The kicker for me is that in order to pass UW, we need to pay that $2300 in collections. This amount is throwing a serious wrench into our costs for closing. I can probably gift the money from my parents, but then I am worried about underwriting taking so long due to having to source their funds as well.
Interestingly, I thought our loan was going to be through FGMC, but she went with Acceptance Capital Mortgage Corporation. She said that she feel we can get through UW easier with them (I think she has a relationship with them). I'm not 100%, but I will find out more information today.
Thanks everyone for the support!!
IMO I wouldn't take a higher rate and refinance later, I personally was a victim of that 5 years ago with the sub-prime lending scheme. Remember you have to come out of pocket to refinance and interest rates may go up. In my situation I was told I had too many debt, inquiries etc. also score could deep after you sign the mortgage and you may not qualify for the refinance.
So a little update. We talked with our LO today and we still haven't decided on whether or not we will take the hit on interest rate. We would still be right at 5%, which in all reality, is good. It also still puts us in our comfortable payment range, actually $100 more then we were comfortable with. We are going to float the interest rate for a while and wait for Fannie Mae to start buying back some loans so the market improves. We don't close for 43 days, so we have some time to decide.
She said the reason the refi wouldn't cost us anything is because we will get a refund in our escrow account. They will credit it all back.
@Catacam wrote:So a little update. We talked with our LO today and we still haven't decided on whether or not we will take the hit on interest rate. We would still be right at 5%, which in all reality, is good. It also still puts us in our comfortable payment range, actually $100 more then we were comfortable with. We are going to float the interest rate for a while and wait for Fannie Mae to start buying back some loans so the market improves. We don't close for 43 days, so we have some time to decide.
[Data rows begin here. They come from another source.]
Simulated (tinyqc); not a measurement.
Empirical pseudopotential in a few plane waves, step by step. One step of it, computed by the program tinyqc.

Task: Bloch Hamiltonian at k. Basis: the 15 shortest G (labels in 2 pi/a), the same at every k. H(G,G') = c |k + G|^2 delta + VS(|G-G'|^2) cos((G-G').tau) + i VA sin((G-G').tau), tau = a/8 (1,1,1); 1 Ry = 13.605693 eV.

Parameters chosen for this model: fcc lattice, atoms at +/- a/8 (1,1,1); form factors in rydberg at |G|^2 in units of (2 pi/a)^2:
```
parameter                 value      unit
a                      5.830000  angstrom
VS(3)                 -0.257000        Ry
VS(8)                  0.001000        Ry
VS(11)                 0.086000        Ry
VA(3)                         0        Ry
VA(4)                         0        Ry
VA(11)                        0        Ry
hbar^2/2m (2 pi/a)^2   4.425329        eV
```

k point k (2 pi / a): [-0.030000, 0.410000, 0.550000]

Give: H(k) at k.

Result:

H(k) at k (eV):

She said the reason the refi wouldn't cost us anything is because we will get a refund in our escrow account. They will credit it all back.
She is being a little disingenuous which is a red flag.
1) Yes, when you pay off a loan the amount in your escrow account is refunded to you - but it generally takes about 30 days to get the refund. Any money you have put into an escrow account is money you put in either right from the beginning of the loan or money you have paid monthly.
2) When you go to closing you will have to pay all the third party costs involved with the refi. The only costs the lender has control over are lender costs. All the other costs and governments are not controled by the lender. To test her, get a detailed closing cost estimate for loan 1 and loan 2. It should be 2 pages. Each figure ought to be itemized and she should show you which fees are lender fees, which fees are government fees and which fees are title fees. Download the GFE that Shane posted in the stickies to see which figures she should fill out.
3) Ask her how she gets paid. Ask to see the ysp (yield spread premium) that she is making on the loan. You are entitled to that information and it is on your closing statement if she is a broker, and she certainly is behaving like one. Don't get me wrong - I believe that brokers are worthly of a profit too. But to be charged a surcharge of approx 1.25% for the life of the loan is a large amount on the front end. And she is getting paid on the back end too. Ask her what the PAR rate is and then ask why your premium is so high.
You can do this in a professional and non-aggressive manner to get the best results. She ought to respond professionally. If she can't respond right then and there, find another lender.
@Anonymous wrote:I was also given this option. So far, I have paid out of pocket $500 earnest money and $450 for my appraisal. Seller is paying $4k in closing.
My options were to lock at 3.875 and only get back a tad over $300 at closing or lock at 4.0 and get back all $8xx but I chose to lock in the lower rate. I did the math when I was given the option and for about the first 2 years I would save money taking the higher rate but morecash upfront but I definately plan on staying for more that 2 years. I didn't consider refinancing later, but I would have been scared rates would be higher anyways so I wouldn't have done it anyways.
How do i do that math?? lol my state offer a dream ownership program, they have 2 loans avail, one at 3.875 for the loan, and another that gives you $5000 towards costs upfront that is tacked on the loan as a second mortgage that doesnt have to be repaid until i move out or refi, but the rate is 4.125. i cant figure out which would be more beneficial?